Intro
I didn’t know about this one. Then again, I’m not “actually” a programmer, so I guess I have an excuse… Or do I? I do spend lots of time programming in R 🙂
It’s been a while since I last wrote here. Holidays + Master + full time job (and recently, the Cybersecurity world was busy…), all in all, I simply had little spare time. Apologies.
The Kata
So reading LinkedIn posts today, I came across someone mentioning the “FizzBuzz” exercise, with which I wasn’t familiar.
The example there was about code “being easily transferrable” from R to Python and vice-versa.
But then I thought: Yes, it’s good that one can program in different languages. But isn’t it also good to be reasonably good at one of them?
And so I decided I should see whether I could implement a better version of the exercise…
The code
The basic version is something like so:
for(each in 1:100) { if(each %% 3 == 0 & each %% 5 == 0) print("FIZZBUZZ") else if(each %% 3 == 0) print("fizz") else if(each %% 5 == 0) print("buzz") else print(each) }
Right there, the for loop tells me: Go “vectorized”. And so:
# faster option: Base, vectorized: sapply(1:100, function(x) { if(x %% 3 + x %% 5 == 0) return("FIZZBUZZ") # Sum of the modulus == 0 if(x %% 3 == 0) return("fizz") ifelse(x %% 5 == 0, "buzz", x) })
Two advantages here: Less “else”, I feel it’s cleaner somehow. And of course it’s much faster. Detail (for fun), instead of an AND, I used a SUM. Same result and little difference really.
Then, I thought further about it: We have three options that match certain numbers… Couldn’t we go the other way around? Say find where to put each string, instead of on which number to put each string… Let me explain with the code, better:
unlist(lapply(1:100, function(x) { t <- c("FIZZBUZ", "fizz", "buzz")[x %% c(15, 3, 5) == 0][1] if(!is.na(t)) return(t) x }))
I thought this was an original option. (Plus it turns out, it’s faster than the former one!). unlist()+lapply() being slower (but not relevant…) in this case.
Also, a mathematical detail: Using modulus 15 seems about right, mathematically 🙂 I would say: LCM(3, 5)… Anyway, so one operation less, I guess.
Then this next option was fastest so far (but not “elegant”). Please note that my R interpreter is on v4.0 in this particular ARM-compatible RStudio container… R 4.1 would have given me native |> pipe and some other anonymous function call that would look clean (even for the sapply() calls). But that’s what it is. So I fall back to the magrittr library and then can do this: as ifelse() is a vectorized operation itself, well…

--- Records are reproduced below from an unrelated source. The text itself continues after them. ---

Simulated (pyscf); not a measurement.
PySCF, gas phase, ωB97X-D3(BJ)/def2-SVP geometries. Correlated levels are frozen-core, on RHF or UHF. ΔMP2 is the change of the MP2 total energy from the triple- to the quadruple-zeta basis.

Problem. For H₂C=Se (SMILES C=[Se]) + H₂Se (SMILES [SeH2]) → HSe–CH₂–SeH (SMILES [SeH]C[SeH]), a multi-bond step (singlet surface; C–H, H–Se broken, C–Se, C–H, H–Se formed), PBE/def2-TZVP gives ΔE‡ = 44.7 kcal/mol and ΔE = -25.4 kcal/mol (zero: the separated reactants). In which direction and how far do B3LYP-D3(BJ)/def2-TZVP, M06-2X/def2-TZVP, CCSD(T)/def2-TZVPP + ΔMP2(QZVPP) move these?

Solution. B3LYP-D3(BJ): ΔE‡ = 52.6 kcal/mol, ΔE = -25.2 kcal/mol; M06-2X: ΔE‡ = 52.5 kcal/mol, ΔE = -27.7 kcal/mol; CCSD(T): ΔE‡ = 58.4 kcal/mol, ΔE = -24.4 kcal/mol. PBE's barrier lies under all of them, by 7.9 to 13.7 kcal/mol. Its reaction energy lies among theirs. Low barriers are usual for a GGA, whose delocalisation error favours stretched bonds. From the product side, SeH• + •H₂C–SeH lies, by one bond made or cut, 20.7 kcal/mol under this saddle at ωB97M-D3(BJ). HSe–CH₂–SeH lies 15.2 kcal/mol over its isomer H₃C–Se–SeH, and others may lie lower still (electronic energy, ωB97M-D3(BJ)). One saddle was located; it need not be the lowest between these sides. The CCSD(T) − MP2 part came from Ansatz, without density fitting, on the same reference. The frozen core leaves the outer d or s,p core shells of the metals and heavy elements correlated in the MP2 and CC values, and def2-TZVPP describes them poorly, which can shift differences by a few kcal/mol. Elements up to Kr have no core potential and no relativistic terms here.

1:100 %>% {ifelse(. %% 15 == 0, "FIZZBUZZ", (ifelse(. %% 3 == 0, "fizz", ifelse(. %% 5 == 0, "buzz", .)))) }
Now let’s see if we can be even more… Creative.
What if we played with two dimensions and use row numbers, maybe?
{ t1 <- matrix(1:100, ncol=5) t1[which(row(t1) %% 5 == 0)] <- "buzz" t1 <- as.vector(t1)[1:100] t1 <- matrix(t1, nrow=3) t1[which(row(t1) %% 3 == 0)] <- "fizz" t1 <- as.vector(t1)[1:100] t1[which(1:100 %% 15 == 0)] <- "FIZZBUZZ" t1 }
This last one was (mostly) the fastest option in my tests (although not by much…). It does however throw a warning, as 100 is not a multiple of 3, and forces us to cut the results to the first 100 entries because of it…
The timing of each option, in order of appearance:
min lq mean median uq max neval 4676.668 4833.0840 5214.04485 4994.6670 5213.5635 9304.584 100 137.459 142.7510 172.60865 149.7925 157.4385 2348.293 100 113.501 118.1460 137.29438 121.6670 127.1255 1571.167 100 51.334 54.0215 60.39899 57.6255 64.8760 89.084 100 42.043 46.1465 58.91734 59.2505 70.0840 88.584 100
Conclusion
Even for a very basic program or script, there are probably many alternatives out there to implement it. Depending on how much you’re willing to think about it (considering the effort vs value, I guess)…
EDITO: After the fact…
It only makes sense…
So I just found out, after doing it myself… The exercise is supposed to be Fizz, Buzz or FizzBuzz… Not what I was doing (fizz, buzz, FIZZBUZZ, and with some error somewhere in my code, as cherry on the cake).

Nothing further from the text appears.